NOTE: The report cited in this release is available online at
   http://www.nap.edu/readingroom/enter2.cgi?0309060834.html

*****

National Research Council
Washington, D.C.

Contacts: Ellen Bailey Pippenger, Media Relations Associate
Dumi Ndlovu, Media Relations Assistant
(202) 334-2138; e-mail news@nas.edu

Date: May 13, 1998

Publication Announcement

Policies Needed for Reporting Potential Hazards Of Asteroid Collisions
with Earth

Recent news of a possible asteroid collision with Earth in 2028
sparked intense scientific and popular interest worldwide. When
further data revealed that the asteroid had virtually no chance of
hitting this planet, the episode prompted the astronomy community to
re-evaluate how they communicate such information to the public.

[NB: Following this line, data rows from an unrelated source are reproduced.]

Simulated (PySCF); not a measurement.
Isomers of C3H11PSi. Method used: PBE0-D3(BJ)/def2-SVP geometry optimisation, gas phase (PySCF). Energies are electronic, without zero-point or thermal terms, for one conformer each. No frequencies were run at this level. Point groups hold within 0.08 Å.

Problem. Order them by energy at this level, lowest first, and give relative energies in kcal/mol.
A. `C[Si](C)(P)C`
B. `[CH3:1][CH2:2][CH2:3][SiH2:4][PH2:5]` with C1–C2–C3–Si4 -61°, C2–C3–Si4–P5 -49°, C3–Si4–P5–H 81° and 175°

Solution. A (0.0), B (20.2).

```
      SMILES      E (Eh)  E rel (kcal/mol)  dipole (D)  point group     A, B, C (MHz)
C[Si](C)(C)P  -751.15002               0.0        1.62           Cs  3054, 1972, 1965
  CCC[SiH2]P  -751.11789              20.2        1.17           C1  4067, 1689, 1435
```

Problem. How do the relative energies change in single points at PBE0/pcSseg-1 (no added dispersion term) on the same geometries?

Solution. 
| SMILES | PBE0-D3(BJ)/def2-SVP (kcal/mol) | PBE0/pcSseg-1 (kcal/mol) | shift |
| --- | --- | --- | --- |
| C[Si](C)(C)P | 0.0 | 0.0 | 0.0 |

NASA and astronomers should develop protocols for reporting
information about asteroids that appear to pose a potential hazard to
Earth, says a new report from a National Research Council committee,
which began its work before the recent episode. These protocols will
be important because several telescope facilities and new instruments
now coming into operation will dramatically increase the rate by which
scientists are able to discover asteroids and comets whose orbits
approach Earth. With the flood of discoveries expected within the next
decade also will come the risk of false alarms.

Some 400 Earth-approaching asteroids and comets larger than one
kilometer in diameter have been discovered so far, but only an
estimated 10 percent of the objects this size have been identified. Of
the thousands that may be discovered, some initially -- for a few
days, weeks, or even years -- may seem likely to collide with Earth,
until enough data have been collected to determine accurate orbits and
interpreted to show otherwise. Policies for handling such potentially
important information will be needed. International scientific
organizations, such as the International Astronomical Union, could
play a role in this task, the report says.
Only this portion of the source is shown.